The reports originated out of France, Britain and Israel, but the proof to back up the claims has not been forthcoming although, unlike Iraq, the existence of weapons of mass destruction in Syria is not in dispute -- about a 1,000 tons of chemical weapons, stored in dozens of towns and cities throughout Syria.

You'd have to think that at least some sources claiming the use of sarin gas might be the very rebel groups who have a vested interest in drawing the United States directly into an armed intervention against the Syrian government. No independent body has verified the claims, nor is that likely to happen any time soon, and evidence of sarin use dissipates over time.

But let's suppose that it did happen. Or more likely, let's suppose it happens again. What do you do? A handful of conservative Republicans want a military response, but the public is overwhelmingly cool to any sort of military intervention. That sentiment is echoed at the Pentagon, where enthusiasm for yet another military operation is decidedly subdued. Caution is the watchword out of the Pentagon.

So what's left? Doing nothing is not an option. Those who want us to intervene will continue to throw your own words back at you. Even without weapons of mass destruction, the death toll is shockingly high. How many more deaths will it take till you decide that too many people have died?

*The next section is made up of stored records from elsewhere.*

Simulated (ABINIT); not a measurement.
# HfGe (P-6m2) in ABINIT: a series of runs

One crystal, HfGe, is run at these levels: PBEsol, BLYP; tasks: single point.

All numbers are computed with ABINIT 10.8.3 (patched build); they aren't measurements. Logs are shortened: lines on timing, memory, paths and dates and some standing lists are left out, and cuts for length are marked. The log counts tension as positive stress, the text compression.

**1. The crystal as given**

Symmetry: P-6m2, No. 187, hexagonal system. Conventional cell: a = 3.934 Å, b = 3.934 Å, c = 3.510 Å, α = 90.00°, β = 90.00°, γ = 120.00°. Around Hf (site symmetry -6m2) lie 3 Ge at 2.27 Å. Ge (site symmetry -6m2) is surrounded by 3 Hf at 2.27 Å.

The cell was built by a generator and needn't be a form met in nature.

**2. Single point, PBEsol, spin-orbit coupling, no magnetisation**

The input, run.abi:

What do you do? Arm the rebels? If so, which ones? Don't want those bad boy Muslim extremists getting their hands on them ... extremists, I might add, who are quite happy to make hay while you dither, Mr. President. Maybe you set up no-fly zones as was done in Serbia? But Syria is no Serbia. It has excellent air defenses which would have to be taken down first. Do you create safe havens for refugees? How many boots on the ground would that take. Do you try to forge some sort of international consensus? Did I mention that Russia and China will oppose any formal action by the UN Security Council?

The buck stops with you. What will you do? Not as easy as it looks is it, to be the most powerful person in the world?